Yes, this is coming and it isn't new. However very few people could imagine in a detailed fashion the shape it will take. Driven mostly by techies and approved by the top bosses who don't understand they forgot something very important. Who is going to buy the stuff produced by these jobs displacing intelligent machines?
If you can only think like playing chess, you are at risk. That's lots of people.
The social compact will have to change. Politics itself will be turned on its head and economics will enter no-man's land.
Alas, Kyenes idea of little work and much leisure might finally arrive if we successfully navigate the transition.
My simple minded idea is to give everyone a robot. In many situations a community may share an ecosystem of robots. These will be used to produce goods and services to sell or exchange (the currency system will be transformed beyond recognition) with others. We still need human demand for goods and services or the robots would have no demand to meet. Mind you millions of people will lose their jobs and we cannot allow them to stop being consumers.
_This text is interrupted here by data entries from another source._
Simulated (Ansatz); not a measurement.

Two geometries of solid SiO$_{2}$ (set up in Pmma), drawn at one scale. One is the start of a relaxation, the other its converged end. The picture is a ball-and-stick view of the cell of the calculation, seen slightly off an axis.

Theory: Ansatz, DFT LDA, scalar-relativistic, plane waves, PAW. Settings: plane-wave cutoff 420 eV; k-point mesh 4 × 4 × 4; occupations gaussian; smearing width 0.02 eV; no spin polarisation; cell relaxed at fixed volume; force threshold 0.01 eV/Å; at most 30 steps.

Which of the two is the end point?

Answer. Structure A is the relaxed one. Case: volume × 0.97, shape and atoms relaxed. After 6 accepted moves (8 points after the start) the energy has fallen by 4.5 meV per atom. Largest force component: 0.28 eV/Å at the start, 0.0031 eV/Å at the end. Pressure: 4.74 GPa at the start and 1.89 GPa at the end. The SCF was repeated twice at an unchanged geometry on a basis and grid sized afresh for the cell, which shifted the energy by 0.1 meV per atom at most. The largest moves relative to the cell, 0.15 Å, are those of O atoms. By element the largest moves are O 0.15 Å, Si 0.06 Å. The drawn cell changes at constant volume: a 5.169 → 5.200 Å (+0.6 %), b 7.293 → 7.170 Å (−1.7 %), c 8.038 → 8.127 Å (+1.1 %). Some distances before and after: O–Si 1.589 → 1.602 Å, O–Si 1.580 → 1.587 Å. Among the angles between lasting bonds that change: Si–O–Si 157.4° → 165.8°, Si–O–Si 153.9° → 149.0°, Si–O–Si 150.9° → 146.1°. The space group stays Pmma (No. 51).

The end point is easy, the transition is full of treachery as most unimaginative people could only see a dark age falling on them because they do not know how to think in new ways. They continue to extrapolate the past into the future which must point them to abysmal dystopia triggered by mass unemployment.
Which society would make the trip successfully depend as much on its leaders as its people. I hope to see more people writing about the social economic dimension of this transformation with greater clarity and depth. And there will be a new generation of political philosophers to create another intellectual bedrock for us to build upon as we had before in the Enlightenment.